With Cash ISAs currently offering an interest rate of around 1.5%, they are unlikely to be appealing to income-seeking investors. After all, their returns are lower than inflation, which means that investors’ spending power will gradually decrease if they have large amounts of capital in Cash ISAs.
As such, investing in FTSE 100 dividend shares at a time when the index itself has a dividend yield of around 4.5% could be a shrewd move. With that in mind, here are two FTSE 100 dividend stocks that could offer an impressive income return over the long run.
Berkeley Group
While the housebuilding sector has experienced a difficult period since the EU referendum, Berkeley Group (LSE: BKG) continues to offer an appealing long-term income investing outlook. The company has a dominant position in the prime housebuilding sector, while its strategy of expanding into new regions of the UK could provide greater diversification and higher returns.
Berkeley Group’s dividend yield depends on whether it uses excess capital that has been earmarked for shareholder payouts on dividends or share buybacks. Either way, the company offers a generous income investing outlook, with it now expected to return £280m to shareholders per year until 2025. This could mean that it yields as much as 6% per year over the next five-plus years.

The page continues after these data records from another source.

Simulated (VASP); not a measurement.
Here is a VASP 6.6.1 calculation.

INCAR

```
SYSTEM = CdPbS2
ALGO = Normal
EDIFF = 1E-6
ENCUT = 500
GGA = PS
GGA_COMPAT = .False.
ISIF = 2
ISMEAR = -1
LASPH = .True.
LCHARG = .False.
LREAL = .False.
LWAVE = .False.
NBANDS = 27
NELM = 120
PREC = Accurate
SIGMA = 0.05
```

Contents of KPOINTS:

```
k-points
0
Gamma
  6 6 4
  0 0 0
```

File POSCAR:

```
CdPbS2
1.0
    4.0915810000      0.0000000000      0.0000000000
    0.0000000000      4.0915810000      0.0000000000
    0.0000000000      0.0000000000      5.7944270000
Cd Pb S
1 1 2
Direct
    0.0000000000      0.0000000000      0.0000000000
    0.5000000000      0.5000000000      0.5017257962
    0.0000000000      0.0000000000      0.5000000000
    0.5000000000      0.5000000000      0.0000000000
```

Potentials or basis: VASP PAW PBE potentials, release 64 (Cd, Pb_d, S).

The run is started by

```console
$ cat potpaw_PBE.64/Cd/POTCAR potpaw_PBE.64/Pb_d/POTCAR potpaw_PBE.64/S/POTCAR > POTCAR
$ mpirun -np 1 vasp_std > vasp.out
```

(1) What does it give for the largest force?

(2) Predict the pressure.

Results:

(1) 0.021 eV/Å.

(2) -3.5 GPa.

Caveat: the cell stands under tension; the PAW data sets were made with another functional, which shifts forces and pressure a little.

With Berkeley Group having a net cash position of £850m and demand for prime properties likely to remain buoyant over the long run, it could offer an improving income investing outlook. Trading on a price-to-earnings (P/E) ratio of 11, it also seems to offer good value for money and may be able to deliver impressive capital growth.
Smiths Group
With the prospects for the global economy being highly uncertain at the present time, the diversity offered by Smiths Group (LSE: SMIN) could be highly attractive to many investors. The company has a diverse range of businesses, with it operating in areas such as security services, oil and gas support services and technology.
In the current year, the company is forecast to post a rise in earnings of 12%. This puts it on a price-to-earnings growth (PEG) ratio of just 1.4, which indicates that it could offer good value for money at the present time.
In terms of its income prospects, Smiths Group’s dividend yield of 3.2% may not be among the highest in the FTSE 100. However, its scope to raise dividends at a rapid rate could be high. Shareholder payouts are covered 2.1 times by profit, which suggests that they could rise at a faster pace than earnings, without putting the company’s financial standing under pressure.
With a diverse business model that has a bright future outlook, the risks of investing in the business may be lower than for some of its FTSE 100 peers. As such, now could be the right time to buy a slice of the company.